I must quote once more: 'In opening a trade among the provinces, a natural trade at least, these inter-provincial railroads have failed, for the simple reason that the provinces have hardly any products to exchange with each other, and that means of conveyance are futile where there is nothing to be conveyed.' The answer to this may be put into a question which business men will appreciate even if an author in his study at Toronto does not. Why is it, if there is nothing to be conveyed between the provinces, that, in addition to the Intercolonial, two competing lines have already been constructed and a third projected, all on purely business principles, to unite the maritime provinces to those of the St. Lawrence?

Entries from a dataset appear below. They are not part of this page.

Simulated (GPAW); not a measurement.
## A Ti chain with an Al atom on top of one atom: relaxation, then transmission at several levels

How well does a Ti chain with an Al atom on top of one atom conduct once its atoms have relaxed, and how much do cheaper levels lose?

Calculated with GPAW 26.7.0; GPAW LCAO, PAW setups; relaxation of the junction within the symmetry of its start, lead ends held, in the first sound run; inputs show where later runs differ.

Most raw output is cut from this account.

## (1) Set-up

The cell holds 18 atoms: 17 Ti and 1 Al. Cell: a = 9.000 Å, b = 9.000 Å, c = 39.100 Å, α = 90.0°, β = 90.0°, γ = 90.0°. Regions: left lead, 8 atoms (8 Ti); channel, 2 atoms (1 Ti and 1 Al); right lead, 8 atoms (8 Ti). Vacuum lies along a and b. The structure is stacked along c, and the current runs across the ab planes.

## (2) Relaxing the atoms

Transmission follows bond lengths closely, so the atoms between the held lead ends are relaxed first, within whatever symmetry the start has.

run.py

In his excessive eagerness to make points, Mr. Smith exposes himself to no slight suspicion of a willingness to open up unnecessarily, if not maliciously, old sores between the mother-land and the colony. He says: 'That in all diplomatic questions with the United States the interest of Canada has been sacrificed to the Imperial exigency of keeping peace with {182} the Americans is the constant theme of Canadian complaint. … By the treaty of 1783, confirming the independence of the United States, England not only resigned the territory claimed by each State of the Union severally, but abandoned to the general government immense territories "unsettled, unexplored, and unknown."' After explaining that this was partly due to ignorance, he continues: 'This is the beginning of a long and uniform story, in the course of which not only great tracts of territory, but geographical unity has been lost. To understand how deeply this iron has entered into the Canadian soul, the Englishman must turn to his map and mark out how much of geographical compactness, of military security, and of commercial convenience was lost when Britain gave up Maine. … A large portion of Minnesota, Dakota, Montana, and Washington, Canada also thinks she has wrongfully lost. These are causes of discontent; discontent may one day breed disaffection; disaffection may lead to another calamitous rupture; and instead of going forth into the world when the hour of maturity has arrived with the parent's blessing, the child may turn in anger from the parental door.'

To conjure up these historic mistakes as the cause of a possible national rupture will only raise a smile in Canada; upon readers outside of Canada who do not understand the circumstances the passage leaves a false impression. That mistakes were made most people agree; that they were partly due to the ignorance {183} of English diplomatists is true; but Canadians must admit that they were due to Canadian ignorance as well. As late as 1874 a Cabinet Minister of the Dominion on a public platform described the splendid wheat areas of the North-West as a country only fitted to be the home of the wolf and the bear. Among the separate and unsympathetic provinces, prior to confederation, there were ignorance and indifference as well as among English statesmen. 'Every intelligent Canadian now knows that most of these mistakes were far more due to the want of a nexus between the Colony and the Empire which would have brought colonial knowledge and experience to the assistance of British diplomacy. He knows that since the acceptance of this assistance as a part of the public policy of Britain, such mistakes can no longer occur, as the Fishery Award at Halifax and the Fishery Treaty at Washington, when Canadian interests were represented by Canadians, sufficiently testify; as the Behring Sea negotiations testify, in which, acting upon the information supplied by the Dominion Government, and recognizing the justice of the case, Lord Salisbury did not hesitate to say the final word which made aggressive diplomacy pause and submit to impartial arbitration.

'Disintegration, surely, is on the point of being complete,' and 'the last strand of political connection is worn almost to the last thread,' Mr. Smith exclaims, using as the illustration of his point Newfoundland's claim to make a commercial treaty of her own independently {184} of Canada. He refuses to see what others see, that the invitation to Newfoundland to have her interests directly represented in the arbitration with France; the fact that Canada has been thus represented at Halifax, at Washington, in the Behring Sea difficulties; the formal introduction, in short, of colonial opinion and knowledge into national diplomacy, marks the creation of new threads of connection, new bonds of union, which promise to be permanent, because constructed on true and primary political principles.